BRITAIN’S FTSE 100 hit a five-week closing high yesterday with optimism rising that politicians can finally agree a deal to solve its debt crisis in a crunch week for the Eurozone.
European Union leaders, urged on anxiously by the United States, are seeking agreement on a convincing rescue plan that has eluded them for two years, culminating in a summit in Brussels on Thursday and Friday.
Mike Lenhoff, chief strategist at Brewin Dolphin said this Friday could “make or break” the Eurozone with the markets hopeful of the former.

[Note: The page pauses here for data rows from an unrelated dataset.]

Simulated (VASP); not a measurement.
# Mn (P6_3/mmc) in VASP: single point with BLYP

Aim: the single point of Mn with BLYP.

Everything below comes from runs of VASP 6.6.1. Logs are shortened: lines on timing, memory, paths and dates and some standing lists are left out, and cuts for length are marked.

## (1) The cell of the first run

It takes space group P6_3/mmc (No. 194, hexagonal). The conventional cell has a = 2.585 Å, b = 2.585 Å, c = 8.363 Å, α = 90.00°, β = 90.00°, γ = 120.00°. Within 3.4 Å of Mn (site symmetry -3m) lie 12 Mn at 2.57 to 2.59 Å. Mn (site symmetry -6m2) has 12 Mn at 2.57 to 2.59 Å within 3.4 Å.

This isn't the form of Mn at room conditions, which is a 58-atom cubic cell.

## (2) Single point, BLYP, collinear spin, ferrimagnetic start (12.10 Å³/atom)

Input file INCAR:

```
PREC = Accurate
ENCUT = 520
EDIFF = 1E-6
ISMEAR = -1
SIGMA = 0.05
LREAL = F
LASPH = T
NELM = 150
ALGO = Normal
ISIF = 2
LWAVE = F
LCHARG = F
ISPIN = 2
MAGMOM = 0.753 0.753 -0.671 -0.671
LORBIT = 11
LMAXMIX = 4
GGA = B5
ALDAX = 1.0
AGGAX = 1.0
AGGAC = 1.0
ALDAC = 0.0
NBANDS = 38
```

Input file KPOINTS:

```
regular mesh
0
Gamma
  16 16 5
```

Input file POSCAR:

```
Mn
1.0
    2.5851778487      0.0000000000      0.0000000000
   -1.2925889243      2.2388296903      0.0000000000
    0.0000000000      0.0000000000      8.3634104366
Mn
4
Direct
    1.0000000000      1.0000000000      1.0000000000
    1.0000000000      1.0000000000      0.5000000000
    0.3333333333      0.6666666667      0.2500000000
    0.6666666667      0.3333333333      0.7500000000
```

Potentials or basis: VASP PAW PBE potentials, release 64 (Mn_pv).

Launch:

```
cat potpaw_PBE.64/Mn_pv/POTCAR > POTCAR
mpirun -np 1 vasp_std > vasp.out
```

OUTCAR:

“If Mrs Merkel (Germany’s Chancellor) gets her way with fiscal integration, market sentiment will be dramatically transformed. To say that equity markets, especially the banks, will have something to celebrate understates it,” he said, adding that would prompt a big exit out of bond markets.
London-listed banks have gained around 16 per cent over the last eight trading days, spurred by coordinated action by major central banks to provide liquidity to the financial system and on hopes a solution to Europe’s debt crisis might be found.
Yesterday, Lloyds Banking Group and Royal Bank of Scotland added 6.3 and 5.3 per cent, respectively, as France and Germany agreed on a series of reforms to address the Eurozone sovereign debt crisis that will be presented to EU President Herman Van Rompuy on Wednesday.
And with Italy drawing up its roadmap to deficit reduction and having been the biggest worry within the Eurozone recently, traders said there’s a belief that the worst might be over.
FTSE 350 banks and insurers which remain down respectively more than 25 and 10 per cent in 2011, hamstrung until Europe’s debt crisis is resolved, helped the FTSE 100 to rise 15.87 points, or 0.3 per cent, at 5,567.96, its highest close since 31 October.
Miners rallied too as investors looked to buy beaten down assets which have shed more than a quarter of their value this year as the global downturn left question marks over the outlook for growth.
JPMorgan said the European debt crisis, US fiscal austerity and prospects for a Chinese hard landing will keep volatility high and could result in lower markets in 2012 if these conditions worsen.
But it said a strong policy response from governments and a better-than-worst-case scenario for corporate earnings leaves some European equities looking attractive on valuation grounds.
“We believe selected cyclicals have been penalised too much, especially the emerging market sensitive ones. We find value in ‘low ROE’ (return on equity) and ‘Value' styles’, JPMorgan said in a note.
Elsewhere, International Airlines Group, formed by the BA and Iberia merger, climbed 2.9 per cent after it posted a 2.1 per cent rise in passenger traffic in November, boosted by 4.6 per cent growth in premium traffic.
On the downside, equities that have performed well in the last year fell as investors chased riskier assets.
Drugmaker Glaxo SmithKline fell 1.6 per cent, British American Tobacco shed 0.8 per cent, while Burberry, liked for its exposure to China and up more than 12 per cent in 2011, fell 3.4 per cent.
Investors also continued to penalise corporates falling short of expectations. Michael Page’s shares slumped after the British recruitment company warned its full-year profits will be towards the bottom end of forecasts.